Heteroscedastic Gaussian (Inverse Scaled Logistic Link)
The HeteroscedasticGaussian
with an inverse scaled logistic link is defined as
\[p(y|f, g, \lambda) = \frac{\sqrt{\lambda \sigma(g)}}{2\pi}\exp\left(-\frac{\lambda\sigma(g)}{2}\left(y - f\right)^2\right).\]
The augmentation
The reference for the augmentation is in [2].
\[\begin{align*} p(y|f, g, \lambda) =& \frac{\sqrt{\lambda \sigma(g)}}{2\pi}\exp\left(-\frac{\lambda\sigma(g)}{2}\left(y - f\right)^2\right),\\ =& \frac{\sqrt{\lambda \sigma(g)}}{2\pi}\exp\left(\left(\sigma(-g) - 1\right)\frac{\lambda}{2}\left(y - f\right)^2\right). \end{align*}\]
We use the identity with the Moment Generating Function of the Poisson distribution.
\[\begin{align*} p(y|f, g, \lambda) =& \frac{\sqrt{\lambda \sigma(g)}}{2\pi}\sum_{n=0}^\infty \sigma^{-n}(-g)\operatorname{Po}\left(n|\frac{\lambda}{2}\left(y - f\right)^2\right), =& \left(\frac{\lambda}{2\pi}\right)^{-\frac{1}{2}} \end{align*}\]

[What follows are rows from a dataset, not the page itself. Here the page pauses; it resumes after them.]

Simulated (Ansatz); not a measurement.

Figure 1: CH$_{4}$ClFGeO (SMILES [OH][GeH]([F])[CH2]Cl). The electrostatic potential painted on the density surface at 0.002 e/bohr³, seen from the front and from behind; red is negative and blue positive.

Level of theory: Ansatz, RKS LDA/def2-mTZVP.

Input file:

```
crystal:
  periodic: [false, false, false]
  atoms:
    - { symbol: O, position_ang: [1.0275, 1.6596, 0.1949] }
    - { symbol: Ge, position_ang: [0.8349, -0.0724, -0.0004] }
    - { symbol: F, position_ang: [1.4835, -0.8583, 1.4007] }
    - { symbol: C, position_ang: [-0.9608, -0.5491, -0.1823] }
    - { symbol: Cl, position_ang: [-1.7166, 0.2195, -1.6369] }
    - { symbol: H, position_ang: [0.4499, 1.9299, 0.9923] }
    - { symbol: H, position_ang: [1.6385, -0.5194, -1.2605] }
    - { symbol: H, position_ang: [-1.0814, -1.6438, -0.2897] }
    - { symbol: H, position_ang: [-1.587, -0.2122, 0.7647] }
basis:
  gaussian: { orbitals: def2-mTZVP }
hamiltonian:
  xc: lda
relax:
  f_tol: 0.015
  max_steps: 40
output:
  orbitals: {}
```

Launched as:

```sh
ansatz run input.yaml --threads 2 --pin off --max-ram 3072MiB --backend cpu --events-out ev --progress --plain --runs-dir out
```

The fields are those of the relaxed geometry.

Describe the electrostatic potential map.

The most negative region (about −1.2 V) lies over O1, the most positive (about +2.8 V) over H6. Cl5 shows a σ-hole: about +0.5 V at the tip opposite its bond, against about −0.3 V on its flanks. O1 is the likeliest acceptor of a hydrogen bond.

We augment with the variable $n$.
\[\begin{align*} p(y, n|f, g, \lambda) =& \frac{\sqrt{\lambda \sigma(g)}}{2\pi}\sigma^{-n}(-g)\operatorname{Po}\left(n|\frac{\lambda}{2}\left(y - f\right)^2\right)\\ =& \left(\frac{\lambda}{2\pi}\right)^{-\frac{1}{2}}\sigma^{\frac{1}{2}}(g)\sigma^n(-g)\operatorname{Po}\left(n|\frac{\lambda}{2}\left(y - f\right)^2\right). \end{align*}\]
We finally augment the part $\sigma^{\frac{1}{2}}(g)\sigma^n(-g)$ with the Pólya-Gamma augmentation.
\[ \sigma^{\frac{1}{2}}(g)\sigma^n(-g) = 2^{\frac{1}{2} + n}\int_0^\infty\exp\left(\frac{1}{2}\left(\left(\frac{1}{2} - n\right)g - \omega g^2\right)\right)\operatorname{PG}\left(\omega|\frac{1}{2} + n, 0\right)d\omega.\]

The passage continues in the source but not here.